May 07 , 2004

Won't You Be My Neighbor?

Another run-in with Tammy...my very interesting, possibly insane neighbor.

For starters, I'm convinced she doesn't actually have a job. She's been home all day, every day, all week long, popping out only occasionally to bum cigarettes off me.

Now, this isn't exactly Beacon Hill I'm living in, but it's not all that cheap, either. There are months I have a hard time making rent, and I have a job. How she does it is beyond me.

I'm sure it seems to her like I don't work either, because all she's seen of me is a pasty, gangly guy who seems to be in his apartment drinking beer all day. Maybe she thinks I'm a kindred spirit.

So anyway, I just had a knock at my door, and it's Tammy. In her hand is a ratty plastic bag full of various cosmetic products.

"Hi! I don't suppose I could interest you in some beauty products? There's Clinique...there's facial scrub...there's..."
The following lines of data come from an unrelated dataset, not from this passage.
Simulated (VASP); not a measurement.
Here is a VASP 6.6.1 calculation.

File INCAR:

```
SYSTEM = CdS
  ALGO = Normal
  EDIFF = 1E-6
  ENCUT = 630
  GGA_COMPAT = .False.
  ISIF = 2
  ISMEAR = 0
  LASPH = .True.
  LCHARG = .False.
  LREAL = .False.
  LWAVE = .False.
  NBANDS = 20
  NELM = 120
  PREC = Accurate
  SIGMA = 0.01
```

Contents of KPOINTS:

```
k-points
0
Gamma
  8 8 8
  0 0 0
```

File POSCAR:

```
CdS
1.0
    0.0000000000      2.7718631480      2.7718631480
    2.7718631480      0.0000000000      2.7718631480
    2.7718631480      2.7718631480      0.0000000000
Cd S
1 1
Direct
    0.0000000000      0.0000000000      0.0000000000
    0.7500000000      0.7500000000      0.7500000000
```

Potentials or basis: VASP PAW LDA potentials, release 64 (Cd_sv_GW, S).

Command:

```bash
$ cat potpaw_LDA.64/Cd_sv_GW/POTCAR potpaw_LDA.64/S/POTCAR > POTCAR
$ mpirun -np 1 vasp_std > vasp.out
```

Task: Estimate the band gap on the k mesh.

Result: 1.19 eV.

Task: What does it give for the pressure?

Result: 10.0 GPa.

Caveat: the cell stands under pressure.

"No, I'm fine," I say, cutting her off. "I'm beautiful enough as it is."

"Yeah right," she says. The door closes. And she's off to the NEXT apartment.

So, I figure the stuff is stolen. Either that, or stuff that was bought, used, and forgotten about, and she's now selling it to make a buck or two.

And here I am...WORKING for my money like a chump.

Kramer would be a relief right about now.